“My husband and I, who are both educators (…), made a decision that we were only going to talk about work for an hour and by 4 o'clock it was done. And if you tried to bring it up you couldn't. You got till 4 o'clock. We hold each other accountable.”
“You're not opening that computer up on the weekend. What's done is done. If it can't get graded, it can't get graded. ‘Oh, Miss Villa, did you grade that?’ Did you hand it in on time? If you didn't hand it in on time, I'm not grading it. I don't answer emails over the weekend. I have a life.”
“I don't have to do work on the weekend because I stay up late during the week. I do sacrifice my week. I stay up late. I work late because I don't want no one to touch my Saturday and Sunday. That's for my sons, my husband and me and my friends. That's it.”
“But it's a decision because the thoughts come in. I can be watching Netflix and go, ‘Oh, my God! That would be a perfect clip to to watch with my kids!’ But I'm not allowed to say it, even if it comes in my head. I'm not allowed to tell my husband.”
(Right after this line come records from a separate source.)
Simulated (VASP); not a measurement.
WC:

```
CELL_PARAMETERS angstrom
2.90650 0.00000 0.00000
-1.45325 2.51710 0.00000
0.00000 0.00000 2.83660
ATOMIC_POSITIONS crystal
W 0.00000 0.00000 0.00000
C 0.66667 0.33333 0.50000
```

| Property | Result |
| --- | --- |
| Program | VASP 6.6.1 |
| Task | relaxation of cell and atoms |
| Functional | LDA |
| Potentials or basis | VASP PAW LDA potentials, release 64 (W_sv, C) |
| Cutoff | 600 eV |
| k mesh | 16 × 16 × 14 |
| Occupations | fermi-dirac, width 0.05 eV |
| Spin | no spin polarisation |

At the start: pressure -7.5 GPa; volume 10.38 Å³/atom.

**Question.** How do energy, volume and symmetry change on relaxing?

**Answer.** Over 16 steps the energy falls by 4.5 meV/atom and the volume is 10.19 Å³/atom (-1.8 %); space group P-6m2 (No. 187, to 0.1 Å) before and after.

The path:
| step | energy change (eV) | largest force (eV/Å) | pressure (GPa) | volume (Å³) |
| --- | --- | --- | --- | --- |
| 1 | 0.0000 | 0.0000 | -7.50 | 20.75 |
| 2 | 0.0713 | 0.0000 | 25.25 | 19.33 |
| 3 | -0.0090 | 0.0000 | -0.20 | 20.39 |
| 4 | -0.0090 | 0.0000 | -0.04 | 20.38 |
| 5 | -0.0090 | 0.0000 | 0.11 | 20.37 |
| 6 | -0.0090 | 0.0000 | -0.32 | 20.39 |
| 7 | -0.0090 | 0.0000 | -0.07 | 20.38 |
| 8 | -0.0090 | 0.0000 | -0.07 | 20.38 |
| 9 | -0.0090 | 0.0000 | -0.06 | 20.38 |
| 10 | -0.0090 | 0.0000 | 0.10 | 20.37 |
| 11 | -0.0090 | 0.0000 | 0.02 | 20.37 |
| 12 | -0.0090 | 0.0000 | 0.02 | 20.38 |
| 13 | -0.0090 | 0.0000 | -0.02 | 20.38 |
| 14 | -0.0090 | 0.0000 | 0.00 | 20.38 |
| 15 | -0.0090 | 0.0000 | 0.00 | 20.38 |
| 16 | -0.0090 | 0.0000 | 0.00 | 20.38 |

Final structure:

“Teaching is an art form. You should be able to go into everybody's different room and just see a different painting, a different canvas, a different style. So it's always going. But you have to make the decision to have boundaries and having someone that holds you accountable to that—having those friends in that life, that friend, or that that sibling, or someone that is going to call you on Saturday and be like, ‘What you're doing?’ ‘Well, I'm working on…’ ‘No, you're not. No, you're not. You're coming out.’”
“You’ve got to snap yourself out of it. It is. It is a decision that I make, and me and my husband, we keep each other accountable.”